Tomorrow, Glasgow’s – indeed Scotland’s – biggest ever multi-sporting event will begin: the 2014 Commonwealth Games. As is always the case when such events take place, the city has undergone a remarkable transformation in the space of only a few years. Hampden Park has been changed from the home of Scottish football into an athletics facility, the SSE Hydro has risen like a spaceship to change the Glasgow skyline, and the much-needed regeneration of the East End has started with the arrival of the Emirates Arena and Athletes Village. Aside from sporting facilities, hosting such a large event provides an excuse for the council to commission improvements in other areas; the underground stations have substantially upgraded, from dismal concrete to modern glass, and the completion of the M74 motorway has eased the burden of the horrific lines of traffic that once swamped from the M8 to the city centre. Everything is in place for the Games to run smoothly, and to be a successful one. But, as the starting line draws nearer, now is the time to look at what Glasgow and its citizens can expect the legacy of these Games to be after the last athlete crosses the finishing line. Past host cities present differing cases of what this may be, and two recent ones – Manchester and Delhi – provide contrasting examples of the Games can do for a city and region.
The last Games to be held in the UK was in 2002, after a failed attempt to host the Olympics in 2000, and to return to Manchester now is to see a city transformed. Similar to Glasgow, Manchester had suffered massive industrial decline, and regeneration focused mainly on the East of the city. Sometimes a catalyst is needed to provoke change in a place and, just as the IRA bombing of 1996 sparked the renewal of the city centre, so too the 2002 Games marked the beginning of the rejuvenation of the East. The two main venues constructed were the City of Manchester Stadium and the Manchester Velodrome. The latter became the base for the British cycling team,which went on to dominate at the next Olympics of 2008 and 2012; world class athletes need world-class facilities to hone their skills. The former became the home of Manchester City FC, to ensure it was still used after the Games. It has been cited as a key reason in the takeover of the club by the wealthy Abu Dhabi United group, which has resulted in City swiftly becoming one of the biggest teams in Europe. While Manchester United were already a global brand by this point, having a city rival raised the profile of football in Manchester even further.

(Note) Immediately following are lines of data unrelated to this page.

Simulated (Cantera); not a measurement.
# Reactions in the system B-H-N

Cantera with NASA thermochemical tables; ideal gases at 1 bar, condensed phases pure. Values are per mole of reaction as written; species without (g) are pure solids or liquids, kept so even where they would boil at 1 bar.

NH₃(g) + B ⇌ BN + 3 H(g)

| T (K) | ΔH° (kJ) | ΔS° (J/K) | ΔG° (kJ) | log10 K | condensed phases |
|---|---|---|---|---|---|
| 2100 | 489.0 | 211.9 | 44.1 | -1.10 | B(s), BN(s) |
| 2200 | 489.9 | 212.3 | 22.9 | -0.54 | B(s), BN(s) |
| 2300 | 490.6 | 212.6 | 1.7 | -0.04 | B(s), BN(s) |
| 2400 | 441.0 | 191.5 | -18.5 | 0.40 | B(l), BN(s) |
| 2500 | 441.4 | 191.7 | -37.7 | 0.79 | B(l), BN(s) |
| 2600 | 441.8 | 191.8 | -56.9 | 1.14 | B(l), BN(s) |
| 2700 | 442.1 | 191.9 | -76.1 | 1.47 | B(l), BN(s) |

The preceding Games in 2010, however, offer a sobering comparison. It perhaps shouldn’t be a surprise that Delhi struggled with the legacy, given the much-publicized problems in the run up to the start. A lack of suitable accommodation and other construction delays didn’t provide the best of platform for a great event and it was proven the case with low attendances and many athletes pulling out. Too often spectacles like the Games are used to enhance the city’s global image and status, and what therefore happens is a programme of narrow urban regeneration that caters only to the middle class and rich. This fact was especially problematic in a country with such high levels of poverty as India; the city’s slums were bulldozed in order to make space for expensive shopping malls and apartments, and this was done with no reasonable alternative provided for the poor. In relation to sport, participation in the cricket-mad country remains small in areas like running and cycling, and there was no increased interest in these after the event as there was in previous years. The city’s constructed stadia lie empty and abandoned, with no one bothering to think of converting facilities like the Velodrome into something useful for the community.
When thinking about what lies in store for Glasgow after the Games, it’s best to view the Delhi legacy as the fitting model with caution. The run up to the 2014 version hasn’t been plagued by any major construction problems or ticketing issues, and Glaswegians – some of the most passionate sporting fans in the world – are sure to get behind the Games more than the citizens of Delhi ever did. Both sportingly and economically, Glasgow is more in akin to Manchester, and this should be viewed as the more obvious example of what hopefully awaits the city afterwards. And, on a wider and intriguing note, Glasgow’s legacy may reach far beyond any Games before it. Only one month after the finish, another important event in Scotland will occur – if Glasgow hosts a successful Commonwealth Games, and nationwide passion reaches a high level, it may just influence a certain vote in September. Glasgow is ready.